Yet year after year plans for significant editorial investment and circulation promotion to expand their markets and enhance survival were restricted or postponed so the big earnings could fall to the bottom line. The new media managers' responsibility to the corporation demands that they weigh the payback from using the newspaper's profits to improve the quality of journalism against the potential return on investment from an acquisition or another line of business. And because most newspapers are owned by diversified media companies, the result is that the highly profitable local newspapers in monopoly markets have been financing the international competition among mega-media conglomerates. ABC/Cap Cities, Gannett, Times Mirror and the Tribune Company, among others, have all been scrambling to position themselves for global competition with the likes of Time Warner, Rupert Murdoch and the media giants of Europe.

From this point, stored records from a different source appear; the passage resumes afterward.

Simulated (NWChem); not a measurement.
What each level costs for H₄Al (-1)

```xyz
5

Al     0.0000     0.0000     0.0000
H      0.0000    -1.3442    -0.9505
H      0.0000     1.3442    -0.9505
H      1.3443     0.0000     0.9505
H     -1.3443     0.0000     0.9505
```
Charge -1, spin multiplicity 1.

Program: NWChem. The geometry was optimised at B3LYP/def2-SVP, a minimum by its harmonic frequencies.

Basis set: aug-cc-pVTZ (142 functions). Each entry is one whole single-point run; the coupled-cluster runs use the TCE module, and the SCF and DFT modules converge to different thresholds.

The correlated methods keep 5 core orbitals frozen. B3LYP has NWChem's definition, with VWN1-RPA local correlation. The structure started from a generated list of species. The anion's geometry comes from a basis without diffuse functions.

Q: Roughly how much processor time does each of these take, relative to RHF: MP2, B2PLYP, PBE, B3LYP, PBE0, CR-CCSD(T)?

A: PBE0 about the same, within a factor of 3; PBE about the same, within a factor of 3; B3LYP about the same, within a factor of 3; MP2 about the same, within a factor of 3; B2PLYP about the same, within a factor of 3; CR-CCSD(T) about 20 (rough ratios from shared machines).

A typical newspaper purchase of the last two decades occurred in 1986, when the New York venture capital firm of Adler & Shaykin paid $145 million for the struggling Chicago Sun-Times, which was still managing a double-digit cash flow despite a lousy plant and the fact that it was second to the Tribune in circulation. Despite the paper's adequate earnings, no publicly held corporation was interested in acquiring it for the simple reason that the Tribune dominance meant that the Sun-Times would never make the kind of excessive profits Wall Street had come to expect from newspaper-owning corporations.
This meant that if the newspaper was to survive, it had to be picked up by an eccentric owner and run as a charity case the way Murdoch did with the New York Post for a decade; or run on the cheap by one of the reputable bone-picker publishers such as William Dean Singleton, who owns papers in Houston and Denver where he is fighting an uphill battle against better-financed corporate giants.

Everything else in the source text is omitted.